IN the winter of 2024, the long-buried wreck of the schooner Ada K. Damon—a fishing vessel that ran aground in 1909, broke up, and was eventually buried beneath layers of silt—re-emerged from beneath the sands on Crane Beach in Ipswich, Massachusetts. Dazzled by the vessel's sudden reappearance (after an especially dramatic king tide), local reporters described the wreck as a “surprise” and a “wild discovery.”1 Over the last twenty years, the Ada K. Damon has made a few cameo appearances on the beach as erosion and hurricane winds have dramatically reshaped the coastline around Ipswich. As responses to the ship's latest surfacing suggest, however, many residents and beachgoers have come to see shipwrecks like the Ada K. Damon—and the deeper histories of sailing, labor, and peril that they index—as incongruous presences in coastal spaces now associated primarily with leisure.

Like many other spots on Massachusetts’ North Shore (and the New England coast more broadly), Crane Beach has become a popular destination for swimmers, sunbathers, and day-tripping families; the nonprofit conservation organization that manages the beach estimates that more than 350,000 New Englanders visit the picturesque beach every year.2 But as the battered remains of the Ada K. Damon make clear, Crane Beach was not always a leisure destination. For centuries, the shores around present-day Ipswich were occupied seasonally by members of the Agawam people, who fished in the waters and raised crops on its grassy highlands. After the 1670s, Euro-Americans farmed the area's salt marshes and piloted an ever-expanding fleet of fishing vessels and commercial ships through the treacherous waters of Ipswich Bay. Crane Beach—like many other coastal locales in New England—remained a workaday place defined by toil, dangerous conditions, and bodily risk through much of the nineteenth century. As John Gillis, Matthew McKenzie, and other scholars have shown, New Englanders saw their region's oceanic environs as storehouses of extractable value, as conduits for the necessary but hazardous business of trade, and as wastelands of chaos and danger—and not the sort of places where one might seek healthful recreation, aesthetic experience, or valuable real estate.3 Those who lived along the coast often built their homes as far as they could from the sea and oriented their homes away from its unpredictable and hazardous forces.

As the nineteenth century progressed, middle-class New Englanders gradually adopted a new perspective on their oceanic environments. Eager to escape the heat, crowds, and dirt of area cities, tourists used the period's growing railroad network to explore the region's mountains and shores. Enterprising developers built hotels and rentable cottages to accommodate these travelers, and by the end of the century a host of seaside resorts—from exclusive enclaves like Newport or Bar Harbor to more affordable escapes like Old Orchard Beach in Maine—dotted New England's coastlines.

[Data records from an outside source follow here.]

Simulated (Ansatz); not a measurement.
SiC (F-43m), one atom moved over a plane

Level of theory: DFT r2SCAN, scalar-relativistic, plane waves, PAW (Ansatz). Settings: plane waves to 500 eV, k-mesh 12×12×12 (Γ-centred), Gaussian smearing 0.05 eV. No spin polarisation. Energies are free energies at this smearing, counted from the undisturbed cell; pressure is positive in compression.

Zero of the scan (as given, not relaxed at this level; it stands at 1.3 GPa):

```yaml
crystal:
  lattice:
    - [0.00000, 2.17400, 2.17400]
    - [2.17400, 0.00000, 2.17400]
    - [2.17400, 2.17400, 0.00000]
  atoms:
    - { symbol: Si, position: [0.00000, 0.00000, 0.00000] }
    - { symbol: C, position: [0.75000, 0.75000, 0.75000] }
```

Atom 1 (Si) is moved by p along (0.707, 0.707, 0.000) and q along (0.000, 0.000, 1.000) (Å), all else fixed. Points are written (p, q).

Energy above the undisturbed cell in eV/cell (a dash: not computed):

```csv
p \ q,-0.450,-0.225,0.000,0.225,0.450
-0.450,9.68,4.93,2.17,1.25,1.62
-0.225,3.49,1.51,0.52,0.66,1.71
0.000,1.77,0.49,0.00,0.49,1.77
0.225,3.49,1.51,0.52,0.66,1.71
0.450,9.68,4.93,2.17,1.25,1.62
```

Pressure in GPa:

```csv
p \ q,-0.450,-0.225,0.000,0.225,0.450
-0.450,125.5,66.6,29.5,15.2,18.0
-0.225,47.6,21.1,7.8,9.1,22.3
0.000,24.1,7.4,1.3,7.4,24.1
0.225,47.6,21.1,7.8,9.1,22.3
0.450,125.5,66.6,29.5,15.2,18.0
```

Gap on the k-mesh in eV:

As this new coastal culture emerged, artists and writers—including, most famously, Herman Melville, Henry David Thoreau, Winslow Homer, and Celia Thaxter—sought creative inspiration and spiritual meaning in New England's oceanic environments. Called by the “lure of the sea,” these and other creators reimagined New England's working beaches and waters as elements of a romantic wilderness animated by timeless natural forces, a sublime space where the modern visitor might leave the trappings of civilization behind and contemplate the eternal rhythms of wind and tide.4

Over the past few decades, scholars have addressed the material and cultural histories of New England's oceanic environments from various angles. Historians have elucidated the global maritime industries (especially fishing, whaling, shipbuilding, and the trade in enslaved persons) that powered New England's historical economies and tracked the legal-political conflicts that have arisen around its marine spaces and resources.5 But as the shifting sands of Crane Beach demonstrate, New England's marine environments carry the traces of countless other, lesser-known pasts, buried legacies of labor, peril, and creative practice that await further explication.

The essays gathered in this special issue explore New England's oceanic history and culture from an array of disciplinary perspectives. Analyzing works of oceanic art and literature made between 1815 and 1950, our contributors survey the ways that New Englanders reckoned with their region's transforming shorelines and took stock of New England's shifting place in the broader oceanic world. Addressing hurricane memorials, paintings of seaweed gathering, whaling prints, literary and cultural imaginings of fishing, and abstract seascapes, the following essays shed new light on the creative ways that artists and writers of the long nineteenth century represented New England's oceanic climate, justified and critiqued the region's maritime economies, reflected nostalgically on its customary coastal lifeways, and developed novel pictorial forms around its islands and inshore waters.

Taking an expansive view of the region, our contributors consider cultural works that explore its social, economic, and environmental connections with maritime locales across the globe–including the Caribbean, northern Europe, and the South Pacific. In this way, the essays embrace what contributor Kimia Shahi calls an “oceanic vision of New England,” a conception that emphasizes continuities across geographic forms and experiences rather than difference and distance, highlighting the flow of people, material goods, and cultural practices across national boundaries.

In their efforts to unpack the cultural and environmental histories of New England's coastal waters, our contributors draw on a recent body of scholarship—variously called “oceanic studies” or “blue humanities”—that has sought to reassess the relationships between humans, human culture, and water in all of its forms. Taking cues from Phillip Steinberg, Margaret Cohen, Steve Mentz, and other scholars in the blue humanities, the essays in this issue seek to understand the materiality of the ocean and its ecosystems, to work out ecological (rather than anthropocentric) approaches to cultural analysis, and to recapture histories of oceanic thought and environmental critique that might be useful to scholars, activists, and citizens grappling with the littoral consequences of climate change. As a region whose population centers, primary economic sectors, real estate, and public spaces are concentrated on its coasts, New England is already facing the challenges posed by rising sea levels and extreme weather. It is our hope that the essays in this special issue—which plumb the ways that historical New Englanders thought about their region's environmental vulnerability, about oceanic resources and their depletion, and about the human costs of maritime enterprise—may help inform efforts to reckon with these and other environmental crises.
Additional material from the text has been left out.